Mercer lands first-team All-MIAA running back Zahmari Palode-Gary
Palode-Gary brought 843 rushing yards and nine touchdowns from Pittsburg State, giving Mercer a proven backfield answer as it chases another SoCon push.

Mercer added a runner who already had a track record of changing games at the line of scrimmage. Zahmari Palode-Gary committed to the Bears on Sunday after a weekend official visit, giving Mercer a first-team All-MIAA back whose production at Pittsburg State suggested he can step into a meaningful role quickly.
Palode-Gary was one of the most accomplished backs in Division II this fall. Pittsburg State officially named the Kansas City, Missouri, native a first-team All-MIAA selection on Nov. 18 after he led the league in rushing at 84.3 yards per game. He finished with 135 carries for 843 yards and nine touchdowns in 10 games, while adding seven receptions for 65 yards. At 5-foot-7 and 185 pounds, he brought a compact frame and a proven workload profile to a Mercer backfield that was looking for experience, not just upside.

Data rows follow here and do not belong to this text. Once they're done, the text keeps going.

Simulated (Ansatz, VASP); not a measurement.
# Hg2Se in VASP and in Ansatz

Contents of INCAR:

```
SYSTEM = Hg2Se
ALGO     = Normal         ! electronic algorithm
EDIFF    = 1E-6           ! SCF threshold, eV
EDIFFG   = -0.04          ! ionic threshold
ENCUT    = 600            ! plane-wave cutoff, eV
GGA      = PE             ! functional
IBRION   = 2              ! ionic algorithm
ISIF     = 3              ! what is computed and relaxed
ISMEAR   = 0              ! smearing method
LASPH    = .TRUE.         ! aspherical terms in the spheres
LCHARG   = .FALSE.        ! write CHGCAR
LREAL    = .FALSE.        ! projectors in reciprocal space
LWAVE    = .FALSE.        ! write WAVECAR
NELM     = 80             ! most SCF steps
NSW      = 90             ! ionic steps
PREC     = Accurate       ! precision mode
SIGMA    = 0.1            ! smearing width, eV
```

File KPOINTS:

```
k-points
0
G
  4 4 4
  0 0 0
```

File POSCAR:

That is what made this portal win more than a routine addition. Palode-Gary had a long list of suitors, with Houston Christian, UTEP, Southern Utah, North Alabama, Gardner-Webb, Central Connecticut State, Norfolk State and Mercer all in the mix. He entered the portal on Dec. 1, which meant Mercer had to hold its ground through a months-long recruitment rather than a quick spring flip. The deciding factors, Palode-Gary said in effect, were the people around the program, the culture in Macon and the chance to challenge himself at a higher level while competing for a real role.

Jordan Marshall was central to that pitch. Mercer’s running backs coach, a Bears alum who played wide receiver from 2012-16, built his reputation in another stint on the staff after coaching running backs at Anderson and Methodist. That background gave Mercer a direct connection point and helped the Bears separate themselves in a crowded chase for a back who had already proven he could carry an offense for stretches.
The move also fits Mercer’s broader arc. The Bears reached the FCS playoffs for the first time in 2023 and advanced to the quarterfinals in 2024, which has raised the standard around the program and changed the kind of players it can target. The 2026 schedule includes a Sept. 12 trip to Georgia Tech and a Nov. 21 home game against East Tennessee State, another reminder that Mercer is building for the kind of fall where one back can matter in both conference positioning and national perception.
Palode-Gary is leaving a Pittsburg State program that went 10-3, shared the MIAA title and lost 37-21 at Harding in the NCAA Division II second round. The Gorillas won at least a share of their third conference title in four seasons and their 15th since joining the MIAA in 1989. That pedigree made Palode-Gary one of the more finished backs available, and Mercer bet that his production can translate immediately into a bigger FCS stage.